Miami Institute of Contemporary Art Moving
The Institute of Contemporary Arts (ICA) will move to a new home before next year’s edition of Art Basel in Miami.
Miami’s Institute of Contemporary Art (ICA) announced that its new building will open on December 1, 2017, just in time for the 2017 edition of Art Basel Miami. The timing of the announcement, just ahead of the 2016 edition of Art Basel, is a nice touch.
The new ICA Miami is designed by architects from Spanish firm Aranguren + Gallegos Arquitectos. It will occupy a space of 37,500 square feet at Miami’s Design District. The new structure offers twice as much exhibition space as the current museum, while adding a new sculpture garden.
On the south side, there will be a facade of interlocking triangles and lighted panels. A wall of windows will be installed on the northern side, allowing light into the galleries and views of the sculpture garden and cityscape for those who are inside the building.

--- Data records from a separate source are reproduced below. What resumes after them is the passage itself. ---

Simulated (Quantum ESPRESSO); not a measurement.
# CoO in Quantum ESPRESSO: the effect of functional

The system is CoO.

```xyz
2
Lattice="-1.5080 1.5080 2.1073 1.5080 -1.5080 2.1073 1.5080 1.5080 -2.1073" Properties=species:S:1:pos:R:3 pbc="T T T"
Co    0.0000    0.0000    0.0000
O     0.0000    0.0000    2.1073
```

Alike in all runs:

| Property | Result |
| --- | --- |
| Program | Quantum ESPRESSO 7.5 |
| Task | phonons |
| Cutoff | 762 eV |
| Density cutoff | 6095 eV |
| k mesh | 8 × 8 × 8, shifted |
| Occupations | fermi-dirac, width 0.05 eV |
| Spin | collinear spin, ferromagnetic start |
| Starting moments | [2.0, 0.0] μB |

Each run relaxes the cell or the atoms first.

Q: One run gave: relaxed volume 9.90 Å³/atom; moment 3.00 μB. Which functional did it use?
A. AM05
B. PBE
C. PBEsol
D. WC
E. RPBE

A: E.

The ground floor will have six galleries for both long-term and rotating exhibitions. It will also house the museum’s permanent collection, as well as a space for emerging, under-recognised artists. The second and third galleries will act as a space for special exhibitions. As for the sculpture garden, it will be a showcase of major sculptural works by post-war and contemporary artists.
The new museum will open with an exhibition entitled “The Everywhere Studio,” exploring the significance of the artist’s studio through 100 works of painting, sculpture, video and installation.
More than 50 artists from the past five decades, including Bruce Nauman, Carolee Schneemann, Dieter Roth, Andy Warhol and Martin Kippenberger, will be represented in what ICA Miami is calling its most ambitious and broad-ranging survey to date.
“The Everywhere Studio” will occupy the building’s second-and third-floor galleries; on the ground floor and in the sculpture garden, installations of contemporary and post-war work will include art from the museum’s collection as well as newly commissioned sculptures by international artists.
The exhibition will remain on view through February 2018.
With its opening on December 1, 2017, ICA Miami will welcome the public just ahead of the start of Art Basel Miami Beach, which takes place in early December.